A very ignorant question, sans doute.
I get my certificates from cacert.org, to whom I am very grateful. I follow what I take to be the official procedure, first creating <server>.key and <server>.csr on my server and then getting <server>.crt by going to Server Certificate=>New at the cacert site.
I then place the key certficate *.key in /etc/pki/tls/private/ and what I call the client certificate *.crt in /etc/pki/tls/certs/ .
But I notice that there at www.cacert.org there is a Client Certificate folder as well as the Server Certificate folder, and it seems that one can create a "client certificate" there.
My quesion is: what is the purpose of this second client certificate?
And while I am on the topic, what are the recommended file permissions for PKI certificates? I was a little surprised to find my <server>.key has permission 640, while <server>.crt has permission 644. The folder /etc/pki/tls/private/ on my server does not seem to have any special security; it is owned by root but can be opened and listed by anybody. Is that the recommended setup?
On Fri, October 24, 2014 10:43 am, Timothy Murphy wrote:
A very ignorant question, sans doute.
I get my certificates from cacert.org, to whom I am very grateful. I follow what I take to be the official procedure, first creating <server>.key and <server>.csr on my server and then getting <server>.crt by going to Server Certificate=>New at the cacert site.
I then place the key certficate *.key in /etc/pki/tls/private/ and what I call the client certificate *.crt in /etc/pki/tls/certs/ .
But I notice that there at www.cacert.org there is a Client Certificate folder as well as the Server Certificate folder, and it seems that one can create a "client certificate" there.
In two words: some of the stuff you would only serve to clients that authenticate themselves. Well known way of authentication is: username/password. Client certificate serves the same purpose, it is just less known way of doing it.
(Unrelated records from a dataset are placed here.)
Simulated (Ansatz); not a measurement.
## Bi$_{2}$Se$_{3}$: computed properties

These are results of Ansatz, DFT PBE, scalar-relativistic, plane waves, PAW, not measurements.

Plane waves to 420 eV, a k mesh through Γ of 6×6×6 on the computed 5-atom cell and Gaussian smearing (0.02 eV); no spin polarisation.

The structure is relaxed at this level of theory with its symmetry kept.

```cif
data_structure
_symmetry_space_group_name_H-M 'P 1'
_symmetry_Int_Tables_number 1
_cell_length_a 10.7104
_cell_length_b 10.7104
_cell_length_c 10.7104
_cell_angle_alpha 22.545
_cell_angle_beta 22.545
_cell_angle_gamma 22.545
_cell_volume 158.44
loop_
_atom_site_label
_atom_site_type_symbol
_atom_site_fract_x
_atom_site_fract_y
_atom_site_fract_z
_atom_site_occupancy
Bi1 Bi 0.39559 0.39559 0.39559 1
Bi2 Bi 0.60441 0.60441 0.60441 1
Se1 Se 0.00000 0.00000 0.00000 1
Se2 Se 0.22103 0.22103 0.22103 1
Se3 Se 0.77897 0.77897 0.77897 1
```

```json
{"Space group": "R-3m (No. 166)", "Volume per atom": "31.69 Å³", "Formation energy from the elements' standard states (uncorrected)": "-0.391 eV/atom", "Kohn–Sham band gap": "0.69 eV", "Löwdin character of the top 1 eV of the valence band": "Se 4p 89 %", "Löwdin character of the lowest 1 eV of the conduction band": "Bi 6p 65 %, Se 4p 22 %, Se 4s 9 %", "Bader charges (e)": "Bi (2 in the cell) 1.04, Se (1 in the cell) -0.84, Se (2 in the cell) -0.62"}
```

My quesion is: what is the purpose of this second client certificate?
And while I am on the topic, what are the recommended file permissions for PKI certificates? I was a little surprised to find my <server>.key has permission 640, while <server>.crt has permission 644. The folder /etc/pki/tls/private/ on my server does not seem to have any special security; it is owned by root but can be opened and listed by anybody. Is that the recommended setup?
For secret key I usually have 400 (-r-------). For Certificate, it doesn't matter that much: your server passes it over to anyone who requests it at the very beginning of SSL/TLS connection. I still keep it without write permission. You only change certificate/key once every year or two, so you don't need write permission for these files in general...
Note that if some daemon needs secret key and it is not designed to start as root (to read the key...) then drop privileges, then you will have to make secret key group readable, grant it to appropriate group, and make sure the poor daemon who can not start as root first is a member of that group.
I hope, this helps.
Valeri
++++++++++++++++++++++++++++++++++++++++ Valeri Galtsev Sr System Administrator Department of Astronomy and Astrophysics Kavli Institute for Cosmological Physics University of Chicago Phone: 773-702-4247 ++++++++++++++++++++++++++++++++++++++++
Am 24.10.2014 um 18:31 schrieb Valeri Galtsev galtsev@kicp.uchicago.edu:
On Fri, October 24, 2014 10:43 am, Timothy Murphy wrote:
A very ignorant question, sans doute.
I get my certificates from cacert.org, to whom I am very grateful. I follow what I take to be the official procedure, first creating <server>.key and <server>.csr on my server and then getting <server>.crt by going to Server Certificate=>New at the cacert site.
I then place the key certficate *.key in /etc/pki/tls/private/ and what I call the client certificate *.crt in /etc/pki/tls/certs/ .
But I notice that there at www.cacert.org there is a Client Certificate folder as well as the Server Certificate folder, and it seems that one can create a "client certificate" there.
In two words: some of the stuff you would only serve to clients that authenticate themselves. Well known way of authentication is: username/password. Client certificate serves the same purpose, it is just less known way of doing it.
conceptional that means that the former is something that you known and the latter is something that you have (+ known), to authenticate yourself.
My quesion is: what is the purpose of this second client certificate?
And while I am on the topic, what are the recommended file permissions for PKI certificates? I was a little surprised to find my <server>.key has permission 640, while <server>.crt has permission 644. The folder /etc/pki/tls/private/ on my server does not seem to have any special security; it is owned by root but can be opened and listed by anybody. Is that the recommended setup?
For secret key I usually have 400 (-r-------). For Certificate, it doesn't matter that much: your server passes it over to anyone who requests it at the very beginning of SSL/TLS connection. I still keep it without write permission. You only change certificate/key once every year or two, so you don't need write permission for these files in general...
Note that if some daemon needs secret key and it is not designed to start as root (to read the key...) then drop privileges, then you will have to make secret key group readable, grant it to appropriate group, and make sure the poor daemon who can not start as root first is a member of that group.
and keep your key/cert-pair out of your system backups.